Drug Politics and Race

I remember when crack hit the streets of the Boogie Down Bronx.  When I would come home from college to my tight-knit immigrant community, I began to notice that kids that should have been in high school were missing  and only found when dead. My quiet community became dangerous. Parents watched there kids much closer and feared for their lives at school. Crack has done more to decimate black families, which is the foundation of our communities, since slavery. The panic that ensued created a new drug policy, one that would contain the problem to black and Hispanic neighborhoods. It is fact that whites did more drugs than blacks and Latinos, but were imprisoned at a disproportional rate. Crack cocaine is punished far more deleteriously that powdered cocaine. They are the same product! It is like charging a drunk driver more if they were intoxicated on rum instead of beer!  Violent and non-violent offenders began to receive the same time.  The jails are now filled with two decades of African Americans. This madness based on centuries old stereotypes must stop. Perhaps now that the “All American” boys from the Midwest are addicted to a drug even more insidious than crack parity in sentencing will become a priority.

A Racial Shift in Drug-Crime Prisoners

Fewer Blacks and More Whites, Says Sentencing Project
By Darryl Fears
Washington Post Staff Writer
Wednesday, April 15, 2009; A04 


For the first time since crack cocaine sparked a war on drugs 20 years ago, the number of black Americans in state prisons for drug offenses has fallen sharply, while the number of white prisoners convicted for drug crimes has increased, according to a report released yesterday.

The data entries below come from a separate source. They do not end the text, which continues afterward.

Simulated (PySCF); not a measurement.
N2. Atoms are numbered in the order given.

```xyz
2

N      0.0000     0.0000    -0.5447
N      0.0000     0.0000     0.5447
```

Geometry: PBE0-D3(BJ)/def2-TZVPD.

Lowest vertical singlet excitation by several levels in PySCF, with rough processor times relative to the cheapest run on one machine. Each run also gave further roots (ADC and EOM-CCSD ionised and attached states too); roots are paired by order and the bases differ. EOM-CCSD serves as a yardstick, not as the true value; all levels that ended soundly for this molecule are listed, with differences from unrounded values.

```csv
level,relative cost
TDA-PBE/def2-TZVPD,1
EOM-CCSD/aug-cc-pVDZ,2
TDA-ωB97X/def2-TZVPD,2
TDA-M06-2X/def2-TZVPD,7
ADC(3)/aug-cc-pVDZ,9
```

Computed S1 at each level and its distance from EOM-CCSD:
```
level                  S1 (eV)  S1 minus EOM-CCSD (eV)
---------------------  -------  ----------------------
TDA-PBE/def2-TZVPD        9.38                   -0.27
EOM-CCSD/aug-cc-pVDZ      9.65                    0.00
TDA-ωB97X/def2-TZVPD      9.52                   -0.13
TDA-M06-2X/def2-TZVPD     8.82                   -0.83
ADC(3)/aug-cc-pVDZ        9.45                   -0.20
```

The D.C.-based Sentencing Project reported that the number of black inmates in state prisons for drug offenses had fallen from 145,000 in 1999 to 113,500 in 2005, a 22 percent decline. In that period, the number of white drug offenders rose steadily, from about 50,000 to more than 72,000, a 43 percent increase. The number of Latino drug offenders was virtually unchanged at about 51,000.

The findings represent a significant shift in the racial makeup of those incarcerated for drug crimes and could signal a gradual change in the demographics of the nation’s prison population of 2 million, which has been disproportionately black for decades. Drug offenders make up about a quarter of the prison population.

The Sentencing Project report and other experts said the numbers could reflect several factors, including an increased reliance by prosecutors and judges on prison alternatives such as drug courts and a shift in police focus to methamphetamines, which are used and distributed mostly by white Americans. In addition, the report said, crack use and arrests have declined steadily since the 1990s.

The report relied heavily on data compiled by the federal Bureau of Justice Statistics and covered six years, ending in 2005, the last year the bureau broke down the state prison population by race and drug offense.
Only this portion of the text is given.